Segmentation fault (core dumped)

# With device="cpu"
(234, 313, 3)

Other/Misc.

# nvcc  --version output:
nvcc: NVIDIA (R) Cuda compiler driver
Copyright (c) 2005-2022 NVIDIA Corporation
Built on Wed_Jun__8_16:49:14_PDT_2022
Cuda compilation tools, release 11.7, V11.7.99
Build cuda_11.7.r11.7/compiler.31442593_0

# nvidia-smi output:
+-----------------------------------------------------------------------------+
| NVIDIA-SMI 525.147.05   Driver Version: 525.147.05   CUDA Version: 12.0     |
|-------------------------------+----------------------+----------------------+
| GPU  Name        Persistence-M| Bus-Id        Disp.A | Volatile Uncorr. ECC |
| Fan  Temp  Perf  Pwr:Usage/Cap|         Memory-Usage | GPU-Util  Compute M. |
|                               |                      |               MIG M. |
|===============================+======================+======================|
|   0  NVIDIA A10G         Off  | 00000000:00:1E.0 Off |                    0 |
|  0%   22C    P0    50W / 300W |      0MiB / 23028MiB |      4%      Default |
|                               |                      |                  N/A |
+-------------------------------+----------------------+----------------------+

Check for duplicates

I have searched the open bugs/issues and have found no duplicates for this bug report

Hi @usbhub
thank you for reporting the issue. It looks like we had some problems with the experimental eager operators test coverage, we will fix that.

As for the seagfault, we are able to run both versions of the test with GPU on my end (with the fix for _mixed_ops). We tried it in several environments, with driver 525.147.05 and 545.29.06.

Can you test if anything related to GPU in DALI works, and if you can ran any CUDA code in your environment?
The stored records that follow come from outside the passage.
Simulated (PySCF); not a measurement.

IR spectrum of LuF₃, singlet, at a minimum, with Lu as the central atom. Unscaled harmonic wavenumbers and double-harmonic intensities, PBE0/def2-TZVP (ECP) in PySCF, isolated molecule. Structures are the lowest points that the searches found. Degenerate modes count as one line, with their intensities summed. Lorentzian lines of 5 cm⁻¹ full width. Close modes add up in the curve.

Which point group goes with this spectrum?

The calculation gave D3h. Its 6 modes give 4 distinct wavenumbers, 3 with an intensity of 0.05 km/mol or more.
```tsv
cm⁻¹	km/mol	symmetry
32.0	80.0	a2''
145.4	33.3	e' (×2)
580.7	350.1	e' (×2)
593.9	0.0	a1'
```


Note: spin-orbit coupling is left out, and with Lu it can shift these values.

This is the simplest pipeline that does a copy to GPU:

from nvidia.dali import fn, pipeline_def, types
import numpy as np


def main():
    @pipeline_def(batch_size=1, num_threads=1, device_id=0)
    def pipe():
        constant = types.Constant(np.full((2, 2), 42))
        return constant.gpu()

    p = pipe()
    p.build()
    print(p.run()[0])

if __name__ == "__main__":
    main()

Can you share what docker image and the environment inside it you use, so we can do a full repro?
Something like:

docker run --gpus all --rm -ti ubuntu:22.04

apt update && apt install -y vim wget python3-pip
pip install --extra-index-url https://pypi.nvidia.com/ --upgrade nvidia-dali-cuda110 numpy
wget https://upload.wikimedia.org/wikipedia/commons/b/b4/JPEG_example_JPG_RIP_100.jpg
python3 test.py

Thank you for the quick response,

That basic pipeline you sent works and prints

TensorListGPU(
    [[[42 42]
      [42 42]]],
    dtype=DALIDataType.INT32,
    num_samples=1,
    shape=[(2, 2)])

The docker I'm testing on is custom, though I tried on the base it was derived from: nvidia/cuda:11.7.1-cudnn8-devel-ubuntu22.04
and that worked. So either the base got updated after when I built my custom docker in a way that fixed the issue, or something I did in my custom docker broke it. I also tried outside of the conda env with the same issue, so I think it is docker/library related and not something in conda. Is there any way I can narrow down what might be causing the issue? Maybe checking library versions for mismatches?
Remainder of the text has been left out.